GNI (Gross National Income)
The Gross national income (GNI) consists of: the personal consumption expenditures, the gross
private investment, the government consumption expenditures, the net income from assets abroad
(net income receipts), and the gross exports of goods and services, after deducting two
components: the gross imports of goods and services, and the indirect business taxes. The GNI is
similar to the gross national product (GNP), except that in measuring the GNP one does not deduct
the indirect business taxes.
PPP
Purchasing power parity (PPP) is a theory which states that exchange rates between currencies
are in equilibrium when their purchasing power is the same in each of the two countries. This
means that the exchange rate between two countries should equal the ratio of the two countries'
price level of a fixed basket of goods and services. When a country's domestic price level is
increasing (i.e., a country experiences inflation), that country's exchange rate must depreciated in
order to return to PPP. Note: PH = E*PF or E=PH/PF
Need for adjustments to GDP
1.The exchange rate reflects transaction values for traded goods between countries in contrast to
non-traded goods, that is, goods produced for home-country use. Also, currencies are traded for
purposes other than trade in goods and services, e.g., to buy capital assets whose prices vary
more than those of physical goods. Also, different interest rates, speculation, hedging or
interventions by Central Banks can influence the foreign exchange market.

Using PPP to adjust GDP


The PPP method is used as an alternative to correct for possible statistical bias. The
Penn World table is a widely cited source of PPP adjustments, and the so-called
Penn Effect reflects such a systematic bias in using exchange rates to outputs
among countries.
2. For example, if the value of the Mexican peso falls by half compared to the US
dollar, the Mexican Gross Domestic Product measured in dollars will also halve.

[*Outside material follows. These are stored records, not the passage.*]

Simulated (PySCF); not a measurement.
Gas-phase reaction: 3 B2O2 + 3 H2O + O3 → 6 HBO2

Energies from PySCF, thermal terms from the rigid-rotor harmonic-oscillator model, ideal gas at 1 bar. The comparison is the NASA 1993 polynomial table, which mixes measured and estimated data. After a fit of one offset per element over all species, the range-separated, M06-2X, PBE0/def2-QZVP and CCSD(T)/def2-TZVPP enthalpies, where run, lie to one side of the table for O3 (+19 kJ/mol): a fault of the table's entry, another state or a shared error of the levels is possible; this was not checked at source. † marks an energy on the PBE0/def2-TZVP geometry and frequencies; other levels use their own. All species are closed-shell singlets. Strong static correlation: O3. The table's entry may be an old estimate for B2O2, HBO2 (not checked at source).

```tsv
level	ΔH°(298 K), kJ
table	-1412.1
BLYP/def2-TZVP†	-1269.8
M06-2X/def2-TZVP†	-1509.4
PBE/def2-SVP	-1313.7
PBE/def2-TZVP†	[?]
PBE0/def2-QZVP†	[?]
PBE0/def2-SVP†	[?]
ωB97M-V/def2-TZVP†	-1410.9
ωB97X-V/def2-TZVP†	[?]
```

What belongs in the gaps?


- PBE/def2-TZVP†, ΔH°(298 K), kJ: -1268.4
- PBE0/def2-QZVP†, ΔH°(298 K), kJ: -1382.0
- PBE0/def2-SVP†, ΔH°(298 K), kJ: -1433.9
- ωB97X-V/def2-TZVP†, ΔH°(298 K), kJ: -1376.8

However, this exchange rate results from international trade and financial markets.
It does not necessarily mean that Mexicans are poorer by a half; if incomes and
prices measured in pesos stay the same, they will be no worse off assuming that
imported goods are not essential to the quality of life of individuals. Measuring
income in different countries using PPP exchange rates helps to avoid this
problem.
3. PPP exchange rates are especially useful when official exchange rates are
artificially manipulated by governments. Countries with strong government control
of the economy sometimes enforce official exchange rates that make their own
currency artificially strong. By contrast, the currency's black market exchange rate
is artificially weak. In such cases, a PPP exchange rate is likely the most realistic
basisfor economic comparison.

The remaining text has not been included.